First of all, recall that it follows from Wald's identities that
$$\mathbb{P}(X_{T}=-b) = \frac{a}{a+b} \qquad \mathbb{P}(X_{T} = a) = \frac{b}{a+b} \qquad \mathbb{E}(T)=ab, \tag{1}$$
see e.g. this answer for a proof or Corollary 5.11 in Brownian Motion - An Introduction to Stochastic Processes (by René Schilling and Lothar Partzsch).
Part I: Calculate $\mathbb{E}(\int_0^T X_s \, ds)$:
It follows from Itô's formula that $$\int_0^t X_s \, ds = - \int_0^t X_s^2 \, dX_s + \frac{X_t^3}{3}.$$ Since the first term on the right-hand side is a martingale, the optional stopping theorem (applied to the bounded stopping time $T \wedge k$) yields
$$\mathbb{E} \left( \int_0^{T \wedge k} X_s \, ds \right) = \frac{1}{3} \mathbb{E}(X_{T \wedge k}^3).$$
As $|X_{s \wedge T}| \leq \max\{a,b\}$ for all $s \geq 0$, it now follows from the dominated convergence theorem that
$$\mathbb{E} \left( \int_0^T X_s \, ds \right) = \frac{1}{3} \mathbb{E}(X_T^3).$$
Finally, using $$X_T = a 1_{\{X_T=a\}} -b 1_{\{X_T=-b\}},$$ we obtain $$\mathbb{E} \left( \int_0^T X_s \, ds \right) = \frac{(-b)^3}{3} \mathbb{P}(X_T=-b) + \frac{a^3}{3} \mathbb{P}(X_T=a).$$
Plugging in the results from $(1)$, we are done.

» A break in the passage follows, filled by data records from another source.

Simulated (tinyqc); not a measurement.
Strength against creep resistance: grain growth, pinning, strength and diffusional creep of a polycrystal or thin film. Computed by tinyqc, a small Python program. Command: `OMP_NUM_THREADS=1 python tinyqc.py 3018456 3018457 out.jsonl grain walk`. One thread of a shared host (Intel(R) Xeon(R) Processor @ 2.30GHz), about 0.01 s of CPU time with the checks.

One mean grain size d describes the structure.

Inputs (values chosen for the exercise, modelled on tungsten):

Part II: Calculate $\mathbb{E}(T^2)$:
- Show that $M_t := X_t^3 -3 t X_t$ is a martingale and that (with a similar argumentation as in part I) $$\begin{align*} \mathbb{E}(X_T^3) &= 3a \mathbb{E}(T 1_{\{X_T} = a\}) -3b \mathbb{E}(T 1_{\{X_T}=-b\}) \\ &= 3a \mathbb{E}(T) - 3 (a+b) \mathbb{E}(T 1_{\{X_T = -b\}}). \tag{2} \end{align*}$$
- Use $(1)$ and Step 1 to calculate $\mathbb{E}(T 1_{\{X_T=-b\}})$.
- Show that $N_t := X_t^4-6t X_t^2 + 3t^2$ is a martingale. Using the optional stopping theorem show that $$\mathbb{E}(N_T)=0. \tag{3}$$
- Using the identity $$X_T = a 1_{\{X_T=a\}} -b 1_{\{X_T=-b\}},$$ step 2 and $(3)$ calculate $\mathbb{E}(T^2)$.